Reddit CEO Ellen Pao apologizes: We screwed up

Interim Reddit CEO Ellen Pao apologized on Monday as she promised to improve communication between the website and its community of users.

“Today, we acknowledge this long history of mistakes. We are grateful for all you do for reddit, and the buck stops with me,” Pao said in a statement posted on the site. “The mods and the community have lost trust in me and in us, the administrators of reddit.”

Pao said the company is working on building tools for moderators and providing different search options and she also introduced a new liaison for moderators.

“I know we’ve drifted out of touch with the community,” she added. “I and the team are committed to talking more often with the community, starting now.”
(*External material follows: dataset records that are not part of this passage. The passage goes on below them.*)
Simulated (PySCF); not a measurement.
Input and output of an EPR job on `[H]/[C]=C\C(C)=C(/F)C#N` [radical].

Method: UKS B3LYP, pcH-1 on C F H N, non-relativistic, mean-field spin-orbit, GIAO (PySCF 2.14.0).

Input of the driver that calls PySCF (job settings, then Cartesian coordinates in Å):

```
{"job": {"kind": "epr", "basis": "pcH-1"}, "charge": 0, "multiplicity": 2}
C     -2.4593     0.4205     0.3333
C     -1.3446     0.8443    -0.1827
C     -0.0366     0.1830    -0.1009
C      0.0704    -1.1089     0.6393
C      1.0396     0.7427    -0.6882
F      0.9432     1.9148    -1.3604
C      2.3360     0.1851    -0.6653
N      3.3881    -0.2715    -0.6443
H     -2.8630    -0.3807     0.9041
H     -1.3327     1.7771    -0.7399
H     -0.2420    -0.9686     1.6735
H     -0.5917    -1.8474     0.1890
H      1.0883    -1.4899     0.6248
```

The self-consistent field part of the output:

The apology comes on the heels of a dispute that resulted in moderators shutting down many of the community’s most popular pages last week.

The site is up and running again, but the dispute is not yet settled.

An online petition calling for Pao to resign had collected 156,000 signatures by Monday morning. It had been started a month ago but had only about 10,000 signatures until the protests started late last week.

More than 100 subreddits on a wide variety of topics from gaming to movies to science were closed down by their moderators, unpaid volunteers who oversee those pages, as a protest over the dismissal of Victoria Taylor, Reddit’s director of talent and communications, who was let go on Thursday.

Taylor served as a liaison between the moderators and Reddit, and coordinated the site’s wildly popular Ask Me Anything (AMA) series, where celebrities, political leaders, pop culture icons or simply people with interesting stories would answer questions from the Reddit community. President Obama is among those who answered questions on AMA. Taylor provided proof to the moderators that the celebrity answering questions was the person they claimed to be and not a third party answering on their behalf.

One moderator who helped lead the protest against her outster, karmanaut, posted last week that “[t]he admins didn’t realise how much we rely on Victoria. Part of it is proof, of course: we know it’s legitimate when she’s sitting right there next to the person and can make them provide proof… for [Ask Me Anything] to work the way it currently does, we need Victoria. Without her, we need to figure out a different way for it to work.”

Reddit co-founder and executive chair Alexis Ohanian wrote a post to the community apologizing for making the change without better communication, and Pao also apologized in comments to NPR over the weekend.

“They should have been told earlier about the transition and we should have provided more detail on the transition plan,” she said, adding that Reddit was working on improved tools for moderators as well as expanding the management team.

But some of those who took the sites down last week expressed displeasure with the plans as presented by Reddit management.

“We have taken the day to try to understand how Reddit will seek to replace Victoria, and have unfortunately come to the conclusion that they do not have a plan that we can put our trust in,” read a post by some of the moderators. “The admins have refused to provide essential information about arranging and scheduling AMAs with their new ‘team.’…. As a result, we will no longer be working with the admins to put together AMAs.”

The post said moderators would schedule the Ask Me Anything sessions themselves in the future.